|Date of Birth||16 April 1953, Forest Hills, New York, USA|
|Height||6' 2" (1.88 m)|
Mini Bio (1)
J. Neil Schulman is a writer, publisher, radio personality, composer, prophet, filmmaker, and actor.
He was born in Forest Hills, New York, the only son of Julius Schulman, a renowned concert violinist who won CBS's Arthur Godfrey Talent Scouts competition, and to Betty Schulman, a painter. He grew up in New York City, New Orleans, and Massachusetts, and beginning in high school, regularly sold sports and event photography to newspapers, and once had his art photography submitted to New York's Museum of Modern Art. After dropping out of City University of New York, he pursued a career as a writer, making his first professional sale to the New York Times Book Review in 1973.
Schulman's journalism includes humor sold to Reader's Digest and the Los Angeles Times Book Review, op-eds in the Los Angeles Times and Orange County Register, and feature articles in magazines as diverse as National Review and Cult Movies.

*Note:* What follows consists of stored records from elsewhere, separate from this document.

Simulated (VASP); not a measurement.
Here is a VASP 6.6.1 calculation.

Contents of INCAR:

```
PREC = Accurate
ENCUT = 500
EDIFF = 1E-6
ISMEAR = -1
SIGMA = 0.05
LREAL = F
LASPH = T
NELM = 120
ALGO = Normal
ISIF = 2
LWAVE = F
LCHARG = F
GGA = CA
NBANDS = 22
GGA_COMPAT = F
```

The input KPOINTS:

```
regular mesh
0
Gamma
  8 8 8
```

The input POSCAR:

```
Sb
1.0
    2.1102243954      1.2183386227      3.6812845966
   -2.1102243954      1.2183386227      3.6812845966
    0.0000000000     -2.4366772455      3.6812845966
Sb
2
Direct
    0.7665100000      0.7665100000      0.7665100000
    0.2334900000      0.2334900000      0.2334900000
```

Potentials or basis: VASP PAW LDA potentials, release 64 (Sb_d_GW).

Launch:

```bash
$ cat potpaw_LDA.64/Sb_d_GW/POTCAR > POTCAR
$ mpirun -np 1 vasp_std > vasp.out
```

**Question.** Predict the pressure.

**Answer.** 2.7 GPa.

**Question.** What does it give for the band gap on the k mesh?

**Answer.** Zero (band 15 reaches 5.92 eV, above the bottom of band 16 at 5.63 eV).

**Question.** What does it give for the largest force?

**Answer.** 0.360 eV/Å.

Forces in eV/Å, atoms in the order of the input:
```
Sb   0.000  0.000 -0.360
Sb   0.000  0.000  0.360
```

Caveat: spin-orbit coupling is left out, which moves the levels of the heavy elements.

In 1975 he moved to Southern California, living in Long Beach, Hollywood, and Venice, and settling in Culver City. In 1985 he married singer/composer Kate O'Neal, and lived bi-coastally between California and New York for five years. Their daughter, Soleil O'Neal-Schulman, was born in Culver City in 1991. They divorced the following year. During these years he worked as an assistant to a Hollywood talent agent, as a first reader for a New York book publisher, as a literary agent, and as a raunchy humor magazine editor. He produced classical music for Texas cable television, traveled as a researcher for a Pennsylvania public television station, taught a graduate course in media studies for the New School in New York City, and produced original radio drama for the Pacifica Radio Network. In 1989 he founded the first of two book publishing companies which made bestselling authors' books available either by on-demand print or for download, and he's been called a pioneer of the eBook by the New York Times, the Wall Street Journal, and Esquire. In 1990 he began a career as a radio talk show host.
He's the author of ten books including three novels. His career as an author began with his novel Alongside Night published in 1979, which won endorsements from Anthony Burgess and Nobel laureate Milton Friedman, and went on to win the Prometheus Hall of Fame Award. His 1983 novel, The Rainbow Cadenza, also won the Prometheus Award, and inspired a Laserium show. His latest novel, Escape from Heaven, was a finalist for the Prometheus Award, and is currently being developed as a feature film. Other books include a collection of short stories, a book which concludes that both of O.J. Simpson trials failed to reach the truth, a widely cited study of gun-control laws, and an omnibus collection including an essay on the meaning of life and eight of his poems. His latest book tells of his conversion from lifelong atheism to being a firm believer in God who still distances himself from religion.
His screen-writing career began with an original feature-film treatment sold to Herb Jaffe's Vista Films in 1983, and in 1986 he sold two original scripts to CBS's revived Twilight Zone, one of which, "Profile in Silver," was produced. The outlines and first two drafts of that teleplay are included in his 1999 book, Profile In Silver And Other Screenwritings. The book also includes the bulk of Schulman's early works written for the screen as well as commentaries about his adventures and trials in the film and TV industries.
In 2005 he began a producing partnership with Nichelle Nichols, and produced, wrote, and directed his first feature film, Lady Magdalene's.